EVERY WRITER WHO CAN’T SPELL or is never grammatically correct needs an editor. Cathy Crary has fit this role since 1982. I therefore dedicate this book to her. She laughs at everything, but still wields a red pencil in her left hand.
Preface to the Paperback Edition
WHEN
BEATING AROUND THE BUSH
was published in hardcover I had two legs and great kidneys. Now I have one leg and wounded kidneys. The paperback version of
Beating Around the Bush
had nothing to do with these losses.
Bush is still captain of the
Titanic
. There are icebergs all over Washington. Some of the White House stars have left the ship. Some of them have become lobbyists, some have escaped indictment, and others have been writing books.
Despite all this, nothing has changed since the hardcover, except that several columns have been added and the beating has not stopped.
The main difference is that the softcover is much cheaper.
The good thing is, although I went to a hospice, I haven’t died. It has made my publisher very happy.

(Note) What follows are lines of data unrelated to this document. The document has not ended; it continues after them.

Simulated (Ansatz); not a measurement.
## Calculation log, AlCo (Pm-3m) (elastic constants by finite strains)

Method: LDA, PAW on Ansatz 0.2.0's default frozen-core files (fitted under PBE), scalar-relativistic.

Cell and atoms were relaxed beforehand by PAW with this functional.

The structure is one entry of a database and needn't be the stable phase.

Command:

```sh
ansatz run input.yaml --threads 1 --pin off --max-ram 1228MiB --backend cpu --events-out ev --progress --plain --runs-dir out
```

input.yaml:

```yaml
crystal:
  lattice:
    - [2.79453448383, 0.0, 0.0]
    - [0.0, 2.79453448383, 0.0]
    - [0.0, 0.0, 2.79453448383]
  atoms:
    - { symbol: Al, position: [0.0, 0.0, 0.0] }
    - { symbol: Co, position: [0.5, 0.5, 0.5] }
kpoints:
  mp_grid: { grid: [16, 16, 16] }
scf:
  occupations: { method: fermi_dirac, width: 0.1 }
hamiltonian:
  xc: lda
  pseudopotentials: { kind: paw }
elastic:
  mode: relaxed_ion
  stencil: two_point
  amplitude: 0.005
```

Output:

Preface to the First Edition
BEFORE I BEGIN, I would like to say that I am prepared to go to jail rather than reveal to a grand jury the names of my sources for this book. The reason is I had no sources—I made everything up.
The characters I mention, such as President George W. Bush, Donald Rumsfeld, Condoleezza Rice, former Attorney General John Ashcroft, Bill O’Reilly, Arnold Schwarzenegger, Martha Stewart, Michael Jackson, Vladimir Putin, Saddam Hussein, Osama bin Laden, Jacques Chirac, Tony Blair, Prince Charles, and the Boston Red Sox, are all fictitious and do not resemble anyone living, dead, or in between.
It is hard to believe, but for all of us these have been the best of times and the worst of times—depending on if you are in the top two percent of wealthiest Americans, have health insurance, a decent pension plan, and a credit card that doesn’t bounce on you.
These past few years have been a gold mine of material for a
columnist. For one reason, our leaders keep screwing up and refuse to admit it. As you will read, there are no bad guys in Washington, there are only good guys doing bad things.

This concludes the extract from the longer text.